516 Phil. 192

SECOND DIVISION

[ G.R. NO. 161524, January 27, 2006 ]

LAURA M. MARNELEGO, PETITIONER, VS. BANCO FILIPINO SAVINGS AND MORTGAGE BANK, RESPONDENT.

D E C I S I O N

PUNO, J.:

This is a petition for review of the decision of the Court of Appeals dated October 9, 2003 in CA-G.R. CV No. 71501 and its resolution dated December 30, 2003.

The facts are as follows:

In September 1980, Spouses Patrick and Beatrize Price and petitioner Laura Marnelego executed a Deed of Conditional Sale over a parcel of land located at Houston Street, BF Homes, Parañaque, Metro Manila and its improvements. The contract showed that the property was mortgaged to respondent Banco Filipino Savings and Mortgage Bank (Banco Filipino) and BF Homes, and that Spouses Price agreed to pay the amortizations for the first six months beginning August 1980 to January 1981 while petitioner would assume the succeeding amortizations.[1]

It appears, however, that when the parties faltered on the amortizations, respondent bank foreclosed the mortgage and acquired the property at public auction. It later consolidated the title to the property in its name after petitioner failed to redeem it. The Regional Trial Court of Makati issued a writ of possession in February 1984.[2]

In her letter dated June 15, 1984,[3] petitioner made an offer to Banco Filipino to repurchase the property for P310,000.00. The letter read:

June 15, 1984
Banco Filipino
Paseo de Roxas
Makati, Metro Manila

Attention: RICARDO GABRIEL
Assistant Manager
Real Estate Department

Dear Sir:

May I request for a reconsideration on the property located at Lots 17 and 19 Block 95, Barrio San Dionisio, Paranaque, Metro Manila which has been appraised by the bank at P362,000.00. The house needs repairs on the roof as it is leaking. The flooring needs new wood parquet, all the gutters needs [sic] to be replaced. There are cracks on the walls which needs [sic] new finishing. Aside from termites around the house which needs [sic] to be controlled. All of these I'm sure has been noticed by the bank[']s appraiser. In these [sic] connection therefore, I would like to offer P310,000.00 for the property.

Thank you.

Sincerely yours,

(sgd) LAURA M. MARNELEGO

In response, Banco Filipino wrote to petitioner on September 20, 1984 in this wise:[4]

September 20, 1984

MS. LAURA M. MARNELEGO
No. 24 Houston Street
BF Homes, [sic] Subdivision
Parañaque, Metro Manila

SUBJECT : Reply to your 15 June 1984 letter
Re: Foreclosed Property of Gaudencio
Pereyra

Dear Ms. Marnelego,

Please be informed that your request to repurchase the subject property has been approved by the Committee on Disposal of Bank Properties per Resolution No. DCR-143-84 in the amount of P362,000.00 but on the following terms and conditions:
  1. Cash payment of P310,000.00 upon approval of the request/proposal, otherwise the bank shall immediately implement its Writ of Possession.

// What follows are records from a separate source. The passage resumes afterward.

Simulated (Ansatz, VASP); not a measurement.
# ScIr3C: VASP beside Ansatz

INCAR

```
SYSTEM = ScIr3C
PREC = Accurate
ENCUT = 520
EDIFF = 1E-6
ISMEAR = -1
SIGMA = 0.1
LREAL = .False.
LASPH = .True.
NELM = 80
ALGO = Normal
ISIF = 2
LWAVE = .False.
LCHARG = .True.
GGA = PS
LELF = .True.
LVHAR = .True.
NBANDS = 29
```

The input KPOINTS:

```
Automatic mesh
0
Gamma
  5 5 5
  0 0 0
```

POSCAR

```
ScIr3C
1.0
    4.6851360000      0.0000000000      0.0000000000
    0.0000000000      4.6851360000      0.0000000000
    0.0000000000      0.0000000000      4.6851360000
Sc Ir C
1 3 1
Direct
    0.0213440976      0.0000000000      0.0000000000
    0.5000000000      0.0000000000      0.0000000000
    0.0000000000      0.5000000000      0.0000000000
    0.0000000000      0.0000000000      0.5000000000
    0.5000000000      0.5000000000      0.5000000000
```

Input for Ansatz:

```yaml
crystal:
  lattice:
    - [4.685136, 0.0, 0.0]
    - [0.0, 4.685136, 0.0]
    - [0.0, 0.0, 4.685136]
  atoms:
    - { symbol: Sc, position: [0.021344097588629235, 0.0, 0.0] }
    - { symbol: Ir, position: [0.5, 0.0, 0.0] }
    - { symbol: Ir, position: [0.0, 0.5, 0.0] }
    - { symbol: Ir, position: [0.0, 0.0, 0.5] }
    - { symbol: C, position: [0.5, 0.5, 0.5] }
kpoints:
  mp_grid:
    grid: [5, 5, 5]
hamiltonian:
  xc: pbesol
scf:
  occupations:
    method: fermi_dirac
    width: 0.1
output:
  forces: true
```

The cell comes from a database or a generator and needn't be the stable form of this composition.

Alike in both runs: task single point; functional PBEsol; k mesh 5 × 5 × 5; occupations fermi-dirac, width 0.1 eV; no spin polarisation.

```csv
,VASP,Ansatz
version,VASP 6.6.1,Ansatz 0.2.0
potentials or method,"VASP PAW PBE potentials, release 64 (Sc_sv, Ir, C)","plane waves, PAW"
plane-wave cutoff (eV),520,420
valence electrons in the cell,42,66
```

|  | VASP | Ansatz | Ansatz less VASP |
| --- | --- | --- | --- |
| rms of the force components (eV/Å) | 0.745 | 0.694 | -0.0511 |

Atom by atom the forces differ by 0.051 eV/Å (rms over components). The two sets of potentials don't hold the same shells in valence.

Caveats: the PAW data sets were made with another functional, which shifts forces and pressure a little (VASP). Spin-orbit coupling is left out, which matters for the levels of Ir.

  2. Balance of P52,000.00 to be paid within one (1) year at the rate of 35% interest per annum.

    Thank you.
(sgd) RICARDO J. GABRIEL
Assistant Manager
Real Estate Department
SECRETARY, COMMITTEE
ON DISPOSAL OF BANK
PROPERTIES

Petitioner replied on October 9, 1984:[5]
October 9, 1984
23 Houston St.
B.F. Homes
Phase III
Metro-Manila

Banco Filipino
Paseo de Roxas
Makati, Metro Manila

Attention: RICARDO GABRIEL
Assistant Manager
Real Estate Department

Dear Sir:

This is in reference to your letter dated September 20, 1984 informing us of the asking price and terms for the house and lot of Three Hundred Sixty Two Thousand Pesos Only (P362,000.00) located at Lots 17 and 19 Block 95, Barrio San Dionisio, Paranaque, Metro Manila.

In these [sic] connection therefore, may I offer the sum of One Hundred Thousand Pesos Only (P100,000.00) as downpayment and the balance to be paid in five (5) equal installment[s] and to be paid within five (5) years with interest thereon.

Thank you.
Sincerely yours,

(sgd) LAURA M. MARNELEGO

In January 1985, the Central Bank of the Philippines ordered the closure and liquidation of Banco Filipino. Pending the liquidation of the bank, the Deputy Sheriff of the Regional Trial Court of Makati implemented the writ of possession issued by the court. Petitioner pleaded with the bank's Deputy Liquidator to allow her to stay in the premises while the bank considers her proposal to repurchase the property.[6] The bank, through its legal counsel, Atty. Vic Villanueva, granted petitioner's request.[7]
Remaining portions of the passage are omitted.